Shva in the first quarter: the new tariff arrives after another margin-pressure proof
Shva entered 2026 at the exact transition point: debit-card transaction volume rose, but revenue barely moved and operating profit fell by about 31%. The tariff expected to take effect in July is no longer just a strategic idea, but the near-term test of whether critical infrastructure can translate into better profitability.
Shva opened 2026 with a quarter that sharpens the problem more than it solves it: the business works, debit-card transaction volume keeps rising, the company is connecting new participants and expanding services, but the service price still has not absorbed the higher cost of open, secure and highly available payment infrastructure. Revenue was NIS 38.4 million, almost unchanged year over year, while operating expenses rose to NIS 30.0 million and operating profit fell to NIS 8.4 million. This is not a demand collapse. It is another proof that core economics erode when pricing does not move. That is why the board approval of an updated pricing policy and tariff, expected to be published in May and take effect in July 2026, becomes the real test of the year. The balance sheet still buys time: there is no financial debt, cash and trading securities total NIS 162.1 million, and operating cash flow remained positive. Still, the NIS 30 million dividend paid after the balance-sheet date shows that cash flexibility is not as wide as the March 31 cash line suggests. From here, the market needs less proof that the system is necessary and more proof that necessity can be priced.

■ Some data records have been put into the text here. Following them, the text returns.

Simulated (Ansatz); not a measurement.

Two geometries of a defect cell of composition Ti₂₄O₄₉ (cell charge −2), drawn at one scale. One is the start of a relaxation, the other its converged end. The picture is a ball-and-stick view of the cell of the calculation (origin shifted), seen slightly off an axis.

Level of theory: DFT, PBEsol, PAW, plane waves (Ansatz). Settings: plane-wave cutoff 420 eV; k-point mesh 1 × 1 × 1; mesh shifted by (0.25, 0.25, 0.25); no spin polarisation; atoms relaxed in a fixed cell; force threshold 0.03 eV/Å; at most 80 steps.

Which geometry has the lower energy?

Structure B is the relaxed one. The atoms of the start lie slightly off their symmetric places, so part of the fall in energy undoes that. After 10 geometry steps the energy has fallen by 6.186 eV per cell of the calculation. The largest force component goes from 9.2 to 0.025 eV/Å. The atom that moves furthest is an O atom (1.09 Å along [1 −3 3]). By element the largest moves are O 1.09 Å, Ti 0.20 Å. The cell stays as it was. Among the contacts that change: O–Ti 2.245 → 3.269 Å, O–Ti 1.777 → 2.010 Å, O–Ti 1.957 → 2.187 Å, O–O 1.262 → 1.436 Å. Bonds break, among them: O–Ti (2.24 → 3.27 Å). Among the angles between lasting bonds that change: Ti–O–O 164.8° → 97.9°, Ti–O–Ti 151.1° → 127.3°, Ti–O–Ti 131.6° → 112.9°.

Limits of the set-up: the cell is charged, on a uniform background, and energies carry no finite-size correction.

The business is growing, but price still trails cost
The company operates the payment infrastructure that connects issuers, acquirers, merchants, terminals and the ATM system. In the first quarter it continued to do what a strong infrastructure company should do: process large volumes, maintain continuity during a security event, and bring additional participants and services into the system. But this quarter also shows why strong infrastructure does not automatically mean strong profitability.
Debit transactions in the Ashrait system rose to 642 million from 614 million in the parallel quarter, while credit transactions remained around 6 million. Total debit and credit transaction volume therefore rose by about 4.5%. By contrast, revenue from services to acquirers and issuers was NIS 32.8 million, almost the same as in the parallel quarter. Revenue from other services rose 4.2% to NIS 5.6 million, mainly from existing products and growth engines, but that is still too small to change the overall line.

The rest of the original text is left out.